986924 - binary gzip content-encoded contents sent as text/plain shows as gibberish

Reporter

Description

•

11 years ago

User Agent: Mozilla/5.0 (Macintosh; Intel Mac OS X 10.9; rv:28.0) Gecko/20100101 Firefox/28.0 (Beta/Release) Build ID: 20140314220517 Steps to reproduce: go to http://popcorn.cdnjd.com/ click downlowd Actual results: it opens new tab displays binary as plain text Expected results: handle like other archives: ask/open/save

moumny

Reporter

Comment 1

•

11 years ago

Reproduced on ubuntu 13.10 64-bits.

Component: Untriaged → File Handling

Josh Matthews [:jdm]

Comment 2

•

11 years ago

Do any other browsers handle this differently? This looks like a server error, since there's a text/plain Content-Type header being sent.

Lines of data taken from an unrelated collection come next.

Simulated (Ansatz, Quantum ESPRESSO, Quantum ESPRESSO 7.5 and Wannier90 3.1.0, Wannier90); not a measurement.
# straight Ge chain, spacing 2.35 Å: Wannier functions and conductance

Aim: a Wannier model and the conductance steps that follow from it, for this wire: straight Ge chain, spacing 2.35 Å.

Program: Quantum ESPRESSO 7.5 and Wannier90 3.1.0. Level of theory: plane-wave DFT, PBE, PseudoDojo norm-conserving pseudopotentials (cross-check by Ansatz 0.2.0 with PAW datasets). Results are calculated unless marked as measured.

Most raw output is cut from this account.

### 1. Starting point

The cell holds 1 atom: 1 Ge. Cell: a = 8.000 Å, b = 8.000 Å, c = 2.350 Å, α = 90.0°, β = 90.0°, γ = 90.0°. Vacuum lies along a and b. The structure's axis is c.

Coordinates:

Assignee: nobody → english-us

Component: File Handling → English US

Product: Firefox → Tech Evangelism

Version: 28 Branch → unspecified

moumny

Reporter

Comment 3

•

11 years ago

Yes, Chrome download the file as you would expect.

moumny

Reporter

Comment 4

•

11 years ago

Safari works too. Best regards.

Josh Matthews [:jdm]

Comment 5

•

11 years ago

Huh. Chrome appears to be sending the same request headers and receiving the same response headers as us, but apparently it chooses to interpret the result internally as application/x-gzip. That's interesting.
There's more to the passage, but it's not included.